BIO
CHARLIE COX, a multi-faceted film, television and theatre actor, is best known for his lead role in Marvel’s series Daredevil in which he stars as Matt Murdock, the blind lawyer who fights injustice in court and also on the streets as the costumed hero Daredevil.
In 2014, he was seen alongside Eddie Redmayne and Felicity Jones in the Academy Award nominated film, The Theory of Everything. With his fellow actors from the “Boardwalk Empire” cast, Charlie Cox shared a Screen Actors Guild Award in 2012 for Outstanding Performance by an Ensemble in a Drama Series; the group was nominated for the Award again in 2013, following the conclusion of Mr. Cox’s two seasons on the HBO show as Irish immigrant and crime soldier Owen Slater.
Mr. Cox was born in London and received his training at the Bristol Old Vic Theatre School. He made his West End stage debut in Harold Pinter’s The Lover and The Collection at the Comedy Theatre, directed by Jamie Lloyd. His other stage credits include Heinrich von Kleist’s The Prince of Homburg, playing the title character in the Donmar Warehouse production adapted by Dennis Kelly and directed by Jonathan Munby, and ‘Tis Pity She’s a Whore by John Ford, directed by Ed Dick, at the Southwark Playhouse. He made his feature film debut in Matthew Parkhill’s Dot the I, alongside Gael García Bernal and Tom Hardy.

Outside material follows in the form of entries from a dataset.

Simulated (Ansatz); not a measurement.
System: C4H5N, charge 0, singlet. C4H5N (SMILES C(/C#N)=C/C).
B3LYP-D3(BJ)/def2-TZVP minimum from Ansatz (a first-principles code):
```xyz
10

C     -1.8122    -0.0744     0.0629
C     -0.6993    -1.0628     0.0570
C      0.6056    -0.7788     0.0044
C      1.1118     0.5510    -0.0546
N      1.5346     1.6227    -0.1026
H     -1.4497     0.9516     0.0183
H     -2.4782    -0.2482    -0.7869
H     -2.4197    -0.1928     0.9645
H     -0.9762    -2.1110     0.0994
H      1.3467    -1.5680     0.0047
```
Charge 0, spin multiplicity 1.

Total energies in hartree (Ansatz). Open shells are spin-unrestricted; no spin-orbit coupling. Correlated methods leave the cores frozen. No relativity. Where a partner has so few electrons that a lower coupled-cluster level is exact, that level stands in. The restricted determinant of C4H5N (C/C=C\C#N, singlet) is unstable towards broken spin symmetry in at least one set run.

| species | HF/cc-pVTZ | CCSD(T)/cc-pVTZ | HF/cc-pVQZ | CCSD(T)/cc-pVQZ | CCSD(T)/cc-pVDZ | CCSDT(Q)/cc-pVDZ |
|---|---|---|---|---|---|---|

His early films included Michael Radford’s The Merchant of Venice, with Al Pacino and Jeremy Irons; and Lasse Hallström’s Casanova, starring Heath Ledger. His breakout performance was in the lead role of Tristan Thorn in Matthew Vaughn’s Stardust, based on the Neil Gaiman novel. Mr. Cox starred opposite Claire Danes, Robert De Niro, and Michelle Pfeiffer in the fantasy adventure. Among his other movies are Roland Joffé’s There Be Dragons; Simon Shore’s Things to Do Before You’re 30; Glorious 39, alongside Bill Nighy, Julie Christie, and The Theory of Everything star Eddie Redmayne for writer/director Stephen Poliakoff; and Charles Martin Smith’s Stone of Destiny, in which Mr. Cox starred as Scottish folk hero Ian Hamilton. He guest-starred in the very first episode of “Downton Abbey,” and starred as Ishmael in Mike Barker’s epic miniseries Moby Dick, opposite William Hurt and Ethan Hawke.